On July 29th, 2016, I became a US citizen. The immigration officer presiding over the ceremony said that this would be a second birthday for everyone taking the oath that day. “Except on this birthday you won’t get any older,” she chuckled out a worn-out joke. Perhaps it was a second birthday. But it was also a moment of death. Something inside of you dies when you raise your right hand and, choking on tears, mumble “I pledge allegiance…”
For several weeks before the oath, I would choke up any time when I tried to practice it. On the day of the ceremony, I told myself not to cry. When stubborn tears were streaming down my face, I told myself not to lose control. When sobs shook my body, all I could tell myself was to cry as quietly as possible not to get kicked out of the courtroom. Thankfully, I was not the only one crying. Everyone who came to the front to share their experiences of becoming a US citizen had to reach out for the tissues handed to them by the immigration officer. Quiet sobs from the audience assured them that we were in this sea of tears together.
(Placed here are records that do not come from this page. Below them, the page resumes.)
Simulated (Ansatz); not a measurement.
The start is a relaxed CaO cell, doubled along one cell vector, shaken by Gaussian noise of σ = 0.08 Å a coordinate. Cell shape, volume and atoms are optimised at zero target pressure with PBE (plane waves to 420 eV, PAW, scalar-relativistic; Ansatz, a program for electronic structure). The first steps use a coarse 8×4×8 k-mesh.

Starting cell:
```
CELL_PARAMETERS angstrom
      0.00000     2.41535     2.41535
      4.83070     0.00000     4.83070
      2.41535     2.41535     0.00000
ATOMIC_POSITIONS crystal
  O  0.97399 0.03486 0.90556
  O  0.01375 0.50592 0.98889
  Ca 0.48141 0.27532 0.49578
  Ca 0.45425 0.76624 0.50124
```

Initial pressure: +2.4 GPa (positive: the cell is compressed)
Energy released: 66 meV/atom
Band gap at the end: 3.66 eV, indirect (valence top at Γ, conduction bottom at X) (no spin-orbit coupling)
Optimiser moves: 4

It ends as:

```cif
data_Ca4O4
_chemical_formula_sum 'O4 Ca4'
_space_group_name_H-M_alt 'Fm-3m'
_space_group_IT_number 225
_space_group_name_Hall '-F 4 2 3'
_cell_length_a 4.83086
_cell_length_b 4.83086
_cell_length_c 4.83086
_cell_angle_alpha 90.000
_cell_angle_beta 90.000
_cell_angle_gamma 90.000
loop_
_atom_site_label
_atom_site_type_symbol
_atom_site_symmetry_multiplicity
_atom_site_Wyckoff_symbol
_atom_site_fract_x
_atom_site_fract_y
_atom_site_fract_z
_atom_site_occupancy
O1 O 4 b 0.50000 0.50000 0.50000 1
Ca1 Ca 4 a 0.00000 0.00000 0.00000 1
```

Many people beam with pride when they look at crying immigrants. “They are so happy to become the citizens of this great country that they cannot contain their joy.” For many people, it is the case.
It was not for me.
For many years, I was torn by the aggressive US imperialism, US hypocrisy called “democracy,” and the endless injustice I saw around me. Injustice drowned in compulsive consumerism, political complacency, and deep divisions. “Divided States of America” is how I called the US to myself.
For many years, I could not imagine myself pledging allegiance to the country that used drones to bomb unsuspecting civilians in its “War on Terror.” I could not imagine pledging allegiance to the country that invaded Iraq under the false premises of “Weapons of Mass Destruction” and sent it into the abyss of violence and disorder. I could not imagine pledging allegiance to the country that supported a violent conflict in Syria that displaced millions of people, caused a refugee crisis in Europe, and then turned a blind eye on thousands of civilian deaths. I could not imagine pledging allegiance to the country that was training rebels that were turning over to ISIS. The unstoppable violence against so many countries – and I am only writing about some of the conflicts of the last 15 years – made it hard for me to say that I could identify myself as a US citizen.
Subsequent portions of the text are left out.